Unfortunately all experience shows that both programmers and compilers are much worse at parallelizing code than CPUs are. There have been many attempts at architectures that allowed compilers or programmers to express code in more parallel ways (VLIW architectures, Intel's Itanium, IBM's Cell used in the PS3) and they all categorically failed.
Successful processors offer a sequential execution model, and handle the parallelism internally. Even CUDA is designed somewhat like this: you express your code in a largely linear fashion, and rely on the NVIDIA-created compiler and on the GPU itself to run it in parallel.
CUDA is quite different. In CUDA you do not express parallel code in a linear fashion, a.k.a. sequential fashion, hoping that CUDA will determine the dependence chains and extract them from the sequential code and execute them in parallel.
The main feature of CUDA is that in order to describe an algorithm that is applied to an array, you just write the code that applies the algorithm to an element of that array, like writing only the body of a "for" loop.
Then the CUDA run-time will take care of creating an appropriate number of execution threads, taking into account the physical configuration of the available GPU, e.g. how many array elements can be processed by a single instruction, how many execution threads can share a single processing core, how many processing cores exist in the GPU, and so on. When there are more array elements than the GPU resources can process at once, CUDA will add some appropriate looping construct, to ensure the processing of the entire array.
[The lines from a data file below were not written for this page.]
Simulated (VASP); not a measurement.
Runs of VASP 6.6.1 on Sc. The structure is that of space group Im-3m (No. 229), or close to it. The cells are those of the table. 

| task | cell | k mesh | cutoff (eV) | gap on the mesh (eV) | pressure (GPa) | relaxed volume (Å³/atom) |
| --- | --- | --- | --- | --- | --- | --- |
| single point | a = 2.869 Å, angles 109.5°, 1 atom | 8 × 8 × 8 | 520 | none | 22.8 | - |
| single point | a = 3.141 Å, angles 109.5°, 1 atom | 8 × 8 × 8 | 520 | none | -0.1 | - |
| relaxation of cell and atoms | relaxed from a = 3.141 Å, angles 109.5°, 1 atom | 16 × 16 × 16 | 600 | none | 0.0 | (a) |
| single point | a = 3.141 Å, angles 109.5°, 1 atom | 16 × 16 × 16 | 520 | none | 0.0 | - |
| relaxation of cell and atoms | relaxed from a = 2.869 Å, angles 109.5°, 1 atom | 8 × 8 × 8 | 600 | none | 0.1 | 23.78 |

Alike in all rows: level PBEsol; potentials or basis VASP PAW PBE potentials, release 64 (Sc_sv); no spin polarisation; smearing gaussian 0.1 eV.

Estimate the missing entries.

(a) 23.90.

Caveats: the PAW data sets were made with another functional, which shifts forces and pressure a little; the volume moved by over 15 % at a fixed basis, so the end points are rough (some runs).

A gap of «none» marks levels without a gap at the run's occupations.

The CUDA programmer writes the code that processes a single element array, informing thus the CUDA run-time that this code is independent of its replicas that process any other array element, except when the programmer references explicitly other array elements, which is normally avoided.
The task of a CPU able to do non-sequential instruction execution (a.k.a. out-of-order execution) and simultaneous initiation of multiple instructions (a.k.a. superscalar instruction execution) is quite different.
The main problem for such a CPU is the determination of the dependence relationships between instructions, based on examining the register numbers encoded in the instructions. Based on the detected dependencies and on the availability of the operands, the CPU can schedule the execution of the instructions, in parallel over multiple execution units.
There exists an open research problem, whether there is any better way to pass the information about the dependencies between instructions from the compiler, which already knows them, to the CPU that runs the machine code, otherwise than by using fake register numbers, whose purpose is only to express the dependencies, and which must be replaced for execution with the real numbers of the physical registers, by the renaming mechanism of the CPU.
Agreed, CUDA is very different. But still, it's another example where programmers just write sequential single flow of execution code, and it gets executed in parallel according to "external" rules.
Out-of-order execution doesn't imply parallelism, it was designed from the beginning to work around the input data availability problem.
In speculative execution and branch predictors, prefetch may seem just as a nice bonus, but given that nowadays CPU performance is largely bottlenecked by memory access, prefetch resulting from these techniques will often come out as the dominant performance factor.
It's still a form of parallelism, that could in principle be written into the program instead of being automatically implemented by the processor.
For example, in hand crafted assembly programs, it's sometimes common to know how long a fetch operation lasts, and manually schedule operations such that they can be executed in parallel with the fetch operation.
Theoretically a high level language could also be designed to expose this kind of logic to the programmer. A program in such a language would be expressed as a set of very very short threads that can be interleaved by the compiler given precise knowledge of instruction timers.
OoO came about after multi-issue architectures were starved for instructions to execute due to on-chip blockers like execution unit availability, data hazards, pipeline bubbles, register availability, branching, cache ports. You can call those input data availability problems but it's not availability from offchip memory. So in actual history, yes it was for parallelism (keeping multiple execution units busy).
OoO did have the side benefit from possibly executing past a few memory stalls but those were secondary. OoO reodering resources were sized for addressing the stalls from on-chip timescale things. Today the resources are bigger, but even bigger is the relative memory latency (how many insns you could execute in the time it takes to service a main memory fetch that your pipeline depends on).
Successful processors offer a sequential execution model, and handle the parallelism internally. Even CUDA is designed somewhat like this: you express your code in a largely linear fashion, and rely on the NVIDIA-created compiler and on the GPU itself to run it in parallel.